I. WAX FIGURE - The artist, using the Sanskrit formulas particular to the subject god or goddess, first creates a stick figure in the intended pose out of bees wax. The body parts are filled out, again according to ancient proscribed dimensions, by application of additional warmed wax layers to the stick figure. Surface details are blocked out without a high degree of detail.
II. INVESTING THE FIGURE - The
wax original of the statue is sealed in a cocoon of mud (from the near-by river) by
careful hand packing. Two wax sprue sticks are left extending between the wax figure
and the exterior of the mud casing to provide channels to receive the molten metal during
the later pouring step. The mud covering is supported with a few wrappings of metal
wire to reduce cracking during the drying step and to strengthen the mold. The
encased wax figure is set out to dry in the sun for 20 days.

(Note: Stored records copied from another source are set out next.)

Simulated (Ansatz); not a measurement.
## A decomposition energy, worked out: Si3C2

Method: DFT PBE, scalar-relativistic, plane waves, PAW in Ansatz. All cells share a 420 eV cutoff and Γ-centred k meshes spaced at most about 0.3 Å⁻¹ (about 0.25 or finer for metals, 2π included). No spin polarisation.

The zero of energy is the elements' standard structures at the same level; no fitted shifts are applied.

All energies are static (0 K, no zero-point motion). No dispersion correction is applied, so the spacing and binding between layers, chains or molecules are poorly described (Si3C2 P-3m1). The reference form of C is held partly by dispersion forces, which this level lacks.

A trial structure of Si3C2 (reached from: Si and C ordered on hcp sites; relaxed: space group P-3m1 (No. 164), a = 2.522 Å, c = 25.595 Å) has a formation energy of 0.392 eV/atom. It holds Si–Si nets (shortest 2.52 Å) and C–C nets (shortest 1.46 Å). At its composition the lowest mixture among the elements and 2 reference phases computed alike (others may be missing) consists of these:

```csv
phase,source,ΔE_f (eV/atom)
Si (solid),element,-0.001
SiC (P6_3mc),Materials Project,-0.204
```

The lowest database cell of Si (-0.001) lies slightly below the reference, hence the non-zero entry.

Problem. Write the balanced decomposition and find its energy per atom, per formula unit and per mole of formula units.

III. MELT OUT - A furnace is made
from a hand-powered rotary fan blowing through a vent tube into a brick-lined chamber of
burning charcoal. The furnace is used to melt wax out of the mold, bake and harden
the mold, and to melt the metals for pouring into the mold. The sun-dried mold
is placed in the furnace hole with the sprues facing down. As the furnace heats the
mold, the internal wax figure is melted and pours out holes remaining when the sprues are melted
away. The mold is heated for several hours until all wax residue is vaporized or
burned away.
IV. MOLTEN METAL - The combination of metals is weighed out and place together in a crucible for melting in the charcoal furnace. Traditionally, statues were supposed to be poured from a "5-metal" combination of equal weight parts gold, silver, tin, copper and zinc. Because gold is expensive, only a token sprinkle is added to an essentially 4-metal combination, a little rich in copper and light on silver. However, if too little silver is added, the metal will loose it's tell-tale dark patina and will clunk when struck, instead of producing a sweet chime.
V. POURING - The pre-heated mold is placed in a hole in the ground and surrounded with loose dirt with the sprue holes facing up. Cherry-red molten metals are poured into one sprue hole until it flows up out of the other hole. The cast statue is left alone in the dirt for a couple hours to slowly cool. The crude statue is released by striking the mold with a hammer.
VI. FINISHING - Now the
laborious
part. The big surprise for me was to see that much of the fine detail is not present
in the wax figures. Mud casting media (investment) is not fine grain and does not
provide high resolution details. The feet of figures were merely box-feet; the faces
were blank. Finishing is done with increasingly fine work - 1) cutting off sprues;
2) chiseling and engraving the face, toes, fingers, clothing patterns, crowns, etc.; 3)
assembly of separately cast components; 4) if there is a defect of mistake in the casting,
new material is brazed over the defect and the correct contours are carved into the
overlay; 5) course grinding and filing; 6) course sanding to fine sanding, by hand; and,
7) course polishing to fine polishing. This requires an incredible amount of labor
and artistry.
The artists can be proud of their work. Each piece is a unique one-of-a-kind work of art.
Shown above are the master artist and his two sons with a statue of Ardhanarishwara. Parvati, the wife of Shiva, felt bad when she thought Shiva had won a dance contest between them. So Shiva took on a half man, half woman form to show the division in nature between male and female is but an illusion.